Conservatives say the Democrats are out of touch with America, but how in touch with the electorate can you be when you reject a candidate who still wins the general election on what's basically a moderate Republican platform?
Meanwhile, in the Governors race it was never close to a sure thing that Attorney General Bill McCollum would win the Governor's race, but early numbers gave him a clear name recognition advantage over CFO Alex Sink.
Then along came Rick Scott. He was never as embedded with the Tea Party crowd as Rubio was, but he made no secret in courting them. There's not that much room to run to the right of McCollum, but Scott found a way. The ensuing, nasty battle to prove who is more right wing that has become the Republican primary has hurt the approval numbers of both candidates.
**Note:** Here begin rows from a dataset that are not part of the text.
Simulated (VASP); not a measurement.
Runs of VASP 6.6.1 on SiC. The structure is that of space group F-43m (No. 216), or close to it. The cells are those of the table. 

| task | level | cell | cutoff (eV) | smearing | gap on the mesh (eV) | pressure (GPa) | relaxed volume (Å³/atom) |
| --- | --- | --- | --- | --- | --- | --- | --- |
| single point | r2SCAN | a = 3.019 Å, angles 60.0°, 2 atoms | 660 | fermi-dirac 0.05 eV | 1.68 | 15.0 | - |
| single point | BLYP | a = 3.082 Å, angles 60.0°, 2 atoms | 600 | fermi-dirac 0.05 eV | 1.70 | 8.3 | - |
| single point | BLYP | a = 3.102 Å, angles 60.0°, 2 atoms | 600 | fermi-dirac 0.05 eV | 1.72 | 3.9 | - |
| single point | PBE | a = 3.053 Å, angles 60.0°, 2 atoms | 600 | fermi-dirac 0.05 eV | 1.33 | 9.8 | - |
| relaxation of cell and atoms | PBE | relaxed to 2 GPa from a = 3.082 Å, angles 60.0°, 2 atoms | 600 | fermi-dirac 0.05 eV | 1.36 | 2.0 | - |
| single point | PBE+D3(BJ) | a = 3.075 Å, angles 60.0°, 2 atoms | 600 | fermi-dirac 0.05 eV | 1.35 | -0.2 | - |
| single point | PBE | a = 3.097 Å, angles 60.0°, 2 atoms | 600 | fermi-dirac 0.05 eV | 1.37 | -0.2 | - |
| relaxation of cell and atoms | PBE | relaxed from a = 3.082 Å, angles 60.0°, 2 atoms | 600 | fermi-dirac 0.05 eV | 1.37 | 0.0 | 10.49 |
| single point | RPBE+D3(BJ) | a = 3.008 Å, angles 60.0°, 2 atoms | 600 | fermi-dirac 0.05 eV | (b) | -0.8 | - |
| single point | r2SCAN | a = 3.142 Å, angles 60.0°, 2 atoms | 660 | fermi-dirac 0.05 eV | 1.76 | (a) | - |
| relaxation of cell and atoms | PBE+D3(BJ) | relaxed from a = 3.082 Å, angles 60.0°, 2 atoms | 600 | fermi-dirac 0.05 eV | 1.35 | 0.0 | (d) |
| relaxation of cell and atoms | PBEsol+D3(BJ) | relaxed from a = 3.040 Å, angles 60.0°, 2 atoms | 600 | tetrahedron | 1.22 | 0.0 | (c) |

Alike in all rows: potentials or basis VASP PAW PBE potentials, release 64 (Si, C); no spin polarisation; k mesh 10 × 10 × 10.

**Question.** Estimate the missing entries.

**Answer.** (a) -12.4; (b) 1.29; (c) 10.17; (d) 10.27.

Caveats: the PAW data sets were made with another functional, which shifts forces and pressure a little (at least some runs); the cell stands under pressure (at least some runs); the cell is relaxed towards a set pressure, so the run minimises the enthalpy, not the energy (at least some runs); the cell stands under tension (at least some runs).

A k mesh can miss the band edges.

"Once the primary is over, the race for Governor will be one to define Alex Sink for the majority of Floridians who don't know enough about her to have an opinion. McCollum, who leads the GOP primary race, has seen his favorable/unfavorable ratio sink from 37 - 29 percent favorable among all registered voters to a negative 33 - 34 percent. Scott's has dropped from 31 - 22 percent favorable in June to a negative 28 - 40 percent today," says Peter Brown, assistant director of the Quinnipiac University Polling Institute.
Things could change between now and November, but if the GOP comes up empty handed in the top two state races in Florida they may have the Tea Party fueled conservative wing of their party to blame.